WELS Noticed and Liked
"There are other church growth programs which have been developed along more conservative lines. Here we are thinking of adaptations of McGavran's principles such as developed by Waldo J. Werning of The Lutheran Church-Missouri Synod. In his study entitled "Vision and Strategy for Church Growth" Werning has modified some of McGavran's extreme positions. Using some of his own adaptations Werning has conducted many seminars and workshops in applying church growth principles to a local congregational setting in America." [Werning is Who's Who in Church Growth]
            Ernst H. Wendland, "Church Growth Theology," Wisconsin Lutheran Quarterly, April, 1981, 78, p. 117.      

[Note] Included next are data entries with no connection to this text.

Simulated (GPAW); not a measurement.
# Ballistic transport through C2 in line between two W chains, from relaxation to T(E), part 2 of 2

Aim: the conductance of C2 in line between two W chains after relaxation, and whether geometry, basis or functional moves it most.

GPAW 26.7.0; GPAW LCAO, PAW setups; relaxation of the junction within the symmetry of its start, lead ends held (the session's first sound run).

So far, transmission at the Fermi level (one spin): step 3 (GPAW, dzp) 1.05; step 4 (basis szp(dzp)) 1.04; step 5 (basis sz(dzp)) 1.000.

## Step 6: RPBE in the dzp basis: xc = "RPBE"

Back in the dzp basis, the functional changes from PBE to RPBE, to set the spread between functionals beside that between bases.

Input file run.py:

Valleskey Loves Werning’s Doctrine
"Introduction to the Church Growth Movement by Lutheran authors, Hunter, Kent R., Foundations for Church Growth (New Haven, MO: Leader Publishing Co., 1983) - the author, an LC-MS clergyman who has now set up his own church growth consulting service, performs the valuable service in this 204 page book of presenting an introduction to church growth goals and terminology. Werning, Waldo, Vision and Strategy for Church Growth, (Chicago: Moody Press, 1977) - Werning, active for years in LC-MS stewardship work, explains the foundations, presuppositions and principles of church growth and then shows how a congregation can benefit from making use of certain church growth principles - of the two books listed in this category, Werning's is the more practical."
            Prof. David J. Valleskey, Class Notes, The Theology and Practice of Evangelism, PT 358A p. 6.       

Be Silent, Jackson!
"I would not say this publicly, but I will tell privately that I received a phone call from a WELS pastor who said that some claim that there are several WELS pastors in your Circuit who are into church management and some kind of church growth (and possibly even funded by some agencies) and that some believe that you are trying to get at them and a few others in WELS, and that is why you are writing the articles. Whatever the facts are, your entering into this fray, it seems to me, will not open up channels for God to use your very good talents in WELS in profitable ways."
            Waldo J. Werning, Letter to Gregory Jackson, August 23, 1989 (Letter stamped in red: CONFIDENTIAL CONFIDENTIAL)        

Werning on Werning
"A basic resource to study is Waldo J. Werning, Vision and Strategy for Church Growth, available from the Stewardship Growth Center, 1914 Wendmere Lane, Ft. Wayne, IN, 46825."
            Waldo J. Werning, Renewal for the 21st Century Church, St. Louis: Concordia Publishing House, 1988, p. 160. 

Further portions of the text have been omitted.